André Perrier, Pamela Feghali open up about nominations for “Best student production”
The Capital Critics’ Circle (CCC), made up of theatre critics from various news publications in the Ottawa region, are known for their scrutinizing of plays in the nation’s capital.
What started as an informal website critiquing local plays, grew into a formal, sponsored awards ceremony over time, offering cash prizes and commemorative certificates to award winners.
For this year’s ceremony, two University of Ottawa students from the Department of Theatre made the shortlist for the “Best student production.”
Pamela Feghali got nominated for Mark Ravenhill’s Pool (No Water), while André Perrier was recognized for directing Les Reines, originally written by Norman Chaurette.
The play Pool (No Water) revolves around the life of an artist, who explores the extent of her sacrifices and her willingness to exploit other people’s pain in order to become a real master of her craft. It is a reflection about the sacrifices made by one for the sake of art.
For Feghali, this nomination means a lot. She claims that she worked on this play nearly 24 hours a day, reading and re-reading the play to ensure that her interpretation of the story was logical and made sense from every possible angle.
What made the show Pool (No Water) more impressive was that the actors performed the whole show on a slanted structure, which was the pool.
To Feghali, the risks she and her production team undertook during the whole process ultimately paid off in the end, especially now that the uniqueness of this show is being recognized.
“For all the creative energy that was poured into this production, and all the new grey hairs on our heads, having this validation from our peers would be rewarding,” she shared.
Perrier stated that accolades for his work on Les Reines were also welcome.
Perrier believes that Chaurette’s decision to reinterpret Shakespeare’s Richard III from a female perspective really resonates in today’s society and raises the question about the absurdity and futility of living.
Through his show, Perrier attempted to put the actors back at the centre of the creative process. His intent was to give weight to the characters, and to lend originality to the production.
“We got this nomination because of the highly collaborative effort we all put into this production. We worked hard but always with a tremendous amount of pleasure.”
In the wake of this nomination, Feghali gives the Department of Theatre at the U of O credit for providing her access to resources that connected her with various theatre creators.
“It was a safe space for me to learn about myself as a director, to take risks, and to figure out the kind of work that I’m interested in creating.”

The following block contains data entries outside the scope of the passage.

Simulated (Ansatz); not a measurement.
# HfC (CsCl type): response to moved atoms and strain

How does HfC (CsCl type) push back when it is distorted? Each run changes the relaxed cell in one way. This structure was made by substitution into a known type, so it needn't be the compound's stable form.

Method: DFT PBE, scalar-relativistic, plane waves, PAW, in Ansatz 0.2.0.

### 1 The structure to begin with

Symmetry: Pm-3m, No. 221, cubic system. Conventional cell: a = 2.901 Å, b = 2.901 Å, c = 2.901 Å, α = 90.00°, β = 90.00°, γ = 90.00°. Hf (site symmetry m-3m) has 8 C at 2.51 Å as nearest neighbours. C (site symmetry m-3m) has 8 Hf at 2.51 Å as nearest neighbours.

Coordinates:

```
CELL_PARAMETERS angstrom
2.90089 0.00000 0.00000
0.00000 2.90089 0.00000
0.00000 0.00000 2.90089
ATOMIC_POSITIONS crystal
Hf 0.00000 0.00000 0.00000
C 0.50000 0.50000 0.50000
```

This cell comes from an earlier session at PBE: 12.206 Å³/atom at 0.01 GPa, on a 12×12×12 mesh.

Perrier shares a similar sentiment, outlining the ways in which the U of O helped contribute to his success.
“It enabled me to explore creative desires that had stemmed from long ago, to work in a more chorographical manner,” Perrier wrote in an email to the Fulcrum. “I was given the tools and the venues to attempt concepts I could less likely be able to do in the productions of professional theatres.”
The CCC’s 2016 theatre awards will be presented at LIVE! on Elgin on Nov. 14, from 7 p.m to 9:30 p.m.